I have a following table:
id | summary | summary_len | apple | book | computer |
---|---|---|---|---|---|
1 | .... | 210 | 2 | 1 | 0 |
2 | ... | 120 | 3 | 0 | 1 |
3 | ... | 50 | 2 | 2 | 1 |
summary is basically some sort of description, summary_len <- the length of those descriptions and the rest - apple/book/computer and the keywords and the values presented in the table - those are the occurrences in each description.
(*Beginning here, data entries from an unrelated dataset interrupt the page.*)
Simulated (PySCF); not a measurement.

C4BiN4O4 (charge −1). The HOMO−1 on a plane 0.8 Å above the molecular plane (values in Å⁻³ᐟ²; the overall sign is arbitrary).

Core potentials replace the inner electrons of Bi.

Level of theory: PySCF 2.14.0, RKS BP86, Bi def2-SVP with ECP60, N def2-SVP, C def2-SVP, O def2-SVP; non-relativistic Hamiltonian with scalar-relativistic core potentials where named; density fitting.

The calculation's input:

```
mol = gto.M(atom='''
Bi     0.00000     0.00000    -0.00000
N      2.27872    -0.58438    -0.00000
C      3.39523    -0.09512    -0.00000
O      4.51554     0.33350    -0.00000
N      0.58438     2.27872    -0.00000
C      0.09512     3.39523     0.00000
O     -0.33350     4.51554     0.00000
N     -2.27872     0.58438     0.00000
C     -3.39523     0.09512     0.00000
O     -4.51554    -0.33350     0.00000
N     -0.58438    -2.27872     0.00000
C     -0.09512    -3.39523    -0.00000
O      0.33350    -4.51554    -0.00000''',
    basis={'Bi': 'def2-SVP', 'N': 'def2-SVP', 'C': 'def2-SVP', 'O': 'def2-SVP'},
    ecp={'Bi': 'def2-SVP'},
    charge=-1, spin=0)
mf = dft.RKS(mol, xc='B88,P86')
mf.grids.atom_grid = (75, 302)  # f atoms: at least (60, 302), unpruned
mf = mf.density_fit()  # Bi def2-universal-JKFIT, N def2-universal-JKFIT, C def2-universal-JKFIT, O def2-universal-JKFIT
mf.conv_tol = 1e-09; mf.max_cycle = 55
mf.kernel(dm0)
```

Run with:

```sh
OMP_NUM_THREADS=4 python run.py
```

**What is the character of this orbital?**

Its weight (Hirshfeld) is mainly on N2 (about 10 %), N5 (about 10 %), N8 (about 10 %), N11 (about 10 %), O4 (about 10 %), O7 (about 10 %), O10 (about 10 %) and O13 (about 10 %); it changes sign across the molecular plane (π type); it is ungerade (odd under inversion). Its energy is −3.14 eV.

I need to normalize this table, in a way to find max value - PER COLUMN (vertically) and then divide by this value, so the output will be as below (I put it in a format 2/3 - just to emphasis max value per column):
id | summary | summary_len | apple | book | computer |
---|---|---|---|---|---|
1 | .... | 210 | 2/3 | 1/2 | 0/1 |
2 | ... | 120 | 3/3 | 0/2 | 1/1 |
3 | ... | 50 | 2/3 | 2/2 | 1/1 |
My problem here is that I don't have to find max in each columns - only for those keywords, which I am checking the occurrences for. I stored them in a list and got max value per column:
max_per_col = df_freq[keywords].max()
max_per_col
this is how it looks (with the original data):
Could you help me apply it "back" to the former dataframe and divide vertically each column by the max value?
CodePudding user response:
You can divide only filtered columns by maximal values:
keywords = ['apple','book','computer']
df_freq[keywords] /= df_freq[keywords].max()
#working like
#df_freq[keywords] = df_freq[keywords] / df_freq[keywords].max()
print (df_freq)
id summary_len apple book computer
0 1 210 0.666667 0.5 0.0
1 2 120 1.000000 0.0 1.0
2 3 50 0.666667 1.0 1.0